A week ago, the world was enraptured by the first ever photo of a black hole. It was a historic milestone of astronomical proportions, and a woman was behind it: Katie Bouman, who, at the age of 29 was key to developing the technology which allowed humanity to produce this incredible image. Many have been raising their voices in protest of a woman being put in the foreground and given her due credit for this feat, claiming that it is...sexist. What?
It's not news that the internet is full of hate, and we certainly won't be debating that here. It's easy to hide behind a screen to say whatever you want, that's more than clear. What I am interested in analyzing is why every time a woman is behind a technological and scientific feat, some people insist on seeing it as something discriminatory against men. Friends, I remind you that this is the other way around anyway.
It's clear that Katie Bouman is just one of the people in a large team, and she made it perfectly clear herself. But what's the problem with putting your name in the foreground? Someone always takes the spotlight, right? So, why not a woman? This should be seen as a positive thing in these times, since before women were completely ignored from the great technological, scientific, artistic achievements. Instead, it's seen as a woman taking away a man's opportunity to shine.
The truth is that discrimination against women is still the order of the day. In all areas, but also in this one that concerns us in particular: that of technology. A study a few months ago, which you will find part of in the article in the link above, collected testimonies of women workers in tech who complained about not being taken seriously. Yes, now, in the 21st century. Yours truly has suffered it herself in the form of comments in my articles scorning the simple fact of talking about women in my articles or with more flagrant things such as reminding me to go back to the kitchen, where I seem to belong by the mere fact of being a female. Not only that, every time we talk about discrimination on our website there is someone saying that "men are better at technology" or that "women don't like this field and that's why there are fewer in it". And this is not to mention the other less pleasant ones.
Well, no, folks, nothing could be further from the truth. The female presence in technology has existed since the beginning of time. Remember the great Margaret Hamilton, the first software engineer in history who was also responsible for the arrival of man (yes, man) to the Moon and who was not known in her day, just to name one. And, there are more and more women entering STEM now, making it less exclusive.
Even children are increasingly aware of the role of women in science. In fact, a study published last year by Northwestern University (Illinois, United States), and also echoed by The Washington Post, which analyzed 5 decades of drawings that are part of the "Draw a Scientist" program. The data are enlightening: only 3 out of 10 children drew a woman. And even if you think it's a ridiculously low figure, it's a triumph. Yes, that's right. And that's because it has gone up from 0 in the 1980s, to 3 in 2018.
"Given this change in stereotypes, girls in recent years may now develop interests in science more freely than before," said the study's lead author, David Miller, a doctor of psychology. "Previous studies have suggested that these gendered science stereotypes may shape girls' interests in science-related activities and careers.

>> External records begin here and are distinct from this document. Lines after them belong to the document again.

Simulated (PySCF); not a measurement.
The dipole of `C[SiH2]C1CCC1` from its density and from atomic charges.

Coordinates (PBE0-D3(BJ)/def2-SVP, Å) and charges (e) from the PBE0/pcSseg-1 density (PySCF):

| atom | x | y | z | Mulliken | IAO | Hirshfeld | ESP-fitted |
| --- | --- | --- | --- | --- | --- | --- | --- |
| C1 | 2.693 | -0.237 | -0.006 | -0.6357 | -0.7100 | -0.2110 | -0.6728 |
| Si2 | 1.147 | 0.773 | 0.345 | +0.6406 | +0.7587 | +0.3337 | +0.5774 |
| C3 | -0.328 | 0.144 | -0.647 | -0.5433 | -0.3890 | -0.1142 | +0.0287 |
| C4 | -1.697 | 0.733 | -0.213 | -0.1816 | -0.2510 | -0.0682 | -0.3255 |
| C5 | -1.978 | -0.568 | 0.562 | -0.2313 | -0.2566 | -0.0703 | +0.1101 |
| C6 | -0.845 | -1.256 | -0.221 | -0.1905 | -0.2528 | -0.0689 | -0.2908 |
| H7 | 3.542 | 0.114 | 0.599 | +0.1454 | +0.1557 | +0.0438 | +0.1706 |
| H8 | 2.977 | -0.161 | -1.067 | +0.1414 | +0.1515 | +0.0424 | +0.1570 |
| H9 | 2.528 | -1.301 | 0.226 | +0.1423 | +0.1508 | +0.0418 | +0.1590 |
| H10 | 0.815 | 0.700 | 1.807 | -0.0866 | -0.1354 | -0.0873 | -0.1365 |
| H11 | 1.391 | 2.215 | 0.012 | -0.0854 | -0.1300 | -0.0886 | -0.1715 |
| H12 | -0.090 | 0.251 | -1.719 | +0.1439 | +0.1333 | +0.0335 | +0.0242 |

You can say it louder, but not any more clearly than that. The greater the presence of women's achievements in the media, the more their work is published in sector magazines - something that many say is much more difficult than for their male colleagues - the more visibility they have, the better. For them, for us and for future generations.
The presence of women in the most important technological contests
You don't just have to be an outstanding personality in technology to have a presence. As you know, from here we cover the most important tech events, where professionals from the sector from all over the world meet. Well, two things can also be observed here: that there are more and more women and that it is still insufficient. Here are just two examples:
Here's an example to illustrate that more women are being included: the MWC conference has a Women4Tech program, which has been running for 3 years and dedicates its efforts to giving a voice to women at the event and to promoting diversity.
And yet, here we have another example which shows that there's still not enough inclusion: CES has not, for the second consecutive year, had any women as speakers on any of its panels. CES still feeds the sexist narratives that many have been working to change according to Mashable.
Hope for the future
As with everything, let's stay positive. Nowadays, it's not completely taboo to put a female name in history books. One searches under the stones to find all those that were relegated to a second, third or non-existent plane, and one gives voice to the new generations of women that march forward. Feminism is no longer a taboo for many women, and increasingly, many men.
a person who supports the belief that women should have the same rights and opportunities as men
So no, feminism is not a "trend", nor should we fight to achieve it because it's popular at the moment. Equality of rights and opportunities for all people is something that must be fought for always, and at all levels. Including here.